Student brings global issues to campus

Kevin Harris wants to close down the Western Hemisphere Institute for Security Cooperation.

The senior international studies major’s feelings stem from the several atrocities committed in Latin America by graduates of the school.

The school, formerly known as the School of Americas, is located in the United States and funded by the U.S. government.

One of the more notable atrocities occurred 16 years ago in El Salvador.

In 1991 members of the Salvadoran army killed more than 900 residents of El Mozote, located in the Morzan Department of El Salvador, in an attempt to root out suspected guerilla warriors in the region.

The U.S. military trained many of the soldiers who took part in the massacre. These soldiers were trained at the institute at Fort Benning, Ga. The institute was known as the “School of Americas” until it was reorganized in 1963.

The actions of institute’s graduates have lead many human rights groups and activists to protest the school’s existence and petition the U.S. government to close the school.

Harris said the El Mozote massacre and other human rights violations reportedly committed by the institute’s graduates were what inspired him to create the Facebook group “EIU SOA Watch.”

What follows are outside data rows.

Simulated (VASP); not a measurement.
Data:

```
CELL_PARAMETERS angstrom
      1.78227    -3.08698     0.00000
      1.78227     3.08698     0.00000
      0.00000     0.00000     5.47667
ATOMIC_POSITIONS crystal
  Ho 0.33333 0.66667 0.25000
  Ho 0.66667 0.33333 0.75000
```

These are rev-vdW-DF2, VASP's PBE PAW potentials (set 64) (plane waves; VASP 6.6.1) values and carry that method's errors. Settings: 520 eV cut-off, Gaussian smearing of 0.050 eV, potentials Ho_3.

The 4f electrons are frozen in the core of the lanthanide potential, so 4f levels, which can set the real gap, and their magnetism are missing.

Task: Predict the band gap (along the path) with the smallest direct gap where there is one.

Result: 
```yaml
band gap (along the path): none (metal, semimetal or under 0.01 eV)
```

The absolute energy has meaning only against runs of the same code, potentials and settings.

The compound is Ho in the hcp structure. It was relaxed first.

Harris said the groups’ goal is to bring the problem the institution represents to the attention of the student body.

The group, less than a year old, has 19 members.

Harris said students should be told their tax dollars have been used to train more than 60,000 Latin American soldiers over the past 50 years.

He said his problem with the school stems from how the soldiers have used their training when they leave the United States and return to their home countries.

“Thousands of innocent men, women, and children have been murdered by graduates of

the school,” he said.

Harris said members of his SOA group and the national SOA Watch group, would like to see the institute closed down.

Several members of the group attended a vigil/protest Nov. 16-18 in Georgia where they were joined by an estimated 14,0000 other SOA Watch members.

Harris said he has attended the protest several times before feels they help activists unite and make their message more effective.

“We unite at the gate of the school to tell our government that we will not stand for our tax dollars training murderers and terrorists,” he said.

Harris said he thinks the protests have been gaining strength in past years, saying nearly 6,000 new protestors have joined since he started attending three years ago.

He said the protests have drawn the attention of national figures like presidential candidate Dennis Kucinich, D-Ohio, who spoke at and participated in the protest.

Harris said the names of the victims of the institute’s graduates were read and accompanied with an emotionally powerful funeral procession.

Representatives of the school responded to the process by playing a recorded message over loud speakers but otherwise ignored the protestors.

Though he would support doing away with the institute, Harris said he believes there should be some kind of institution devoted to building relations between North and South America.

However, he said he supports the idea of creating an institute focused on bettering relations between North America and South America. Though he would want students of the institution to avoid the violent tendencies of their predecessors.

“Killing people does not and will never create better relations among anyone,” Harris said. “Especially not when its innocent people being killed.”

Harris shares the title and goal of his Facebook group with the national SOA Watch, which was founded in 1991 by Roy Bourgeois in response to the El Mozote massacre.

SOA Watch Communication Coordinator Joao Da Silva said the main problem the group has with the institute is the kind of education students are given.

“We don’t support that kind of training,” Da Silva said.

Some specific complaints Da Silva said the SOA Watch has with the training are the fact that the school provides students with training specifically focus on counterinsurgency and commando tactics.

He said these methods teach only on violent ways of dealing with problems.

Da Silva said he and the group believe the reason behind these training methods and the institute itself was to shore up support for the U.S. in Latin American countries.

“That was always the purpose of the institution,” he said. “To support U.S. influence in those regions.”

Political science professor David Carwell said this assertion is partially correct.

He said the school was created to build better relations between countries in the Western Hemisphere and prevent the rise of militaristic governments in Latin America.

He said the school was reorganized in the 1960s in order to train soldiers from Latin American countries to combat the possible rise of communism in those countries.

Carwell said Cuba is now the only official military-run and communist government in Latin America.

He said, in this way, the institute might have been responsible for fostering democracy in the Western Hemisphere.

He said he could not be certain whether the institute is responsible for instilling the murderous streaks in the soldiers responsible for El Mozote.

“The argument is, did these students learn to act this way at Fort Benning or were they already going to act in this way?” he said.

Carwell said he does not think anyone could answer this question either way because of similar situations that have existed in non-governmental institutions.

“Many people point and say ‘do we blame Harvard for the Unibomber?'” he said. “These are questions that you really can’t answer.”

Carwell said because of the host of variables that go with questions regarding the institute, he doubted anyone could provide a sufficient answer.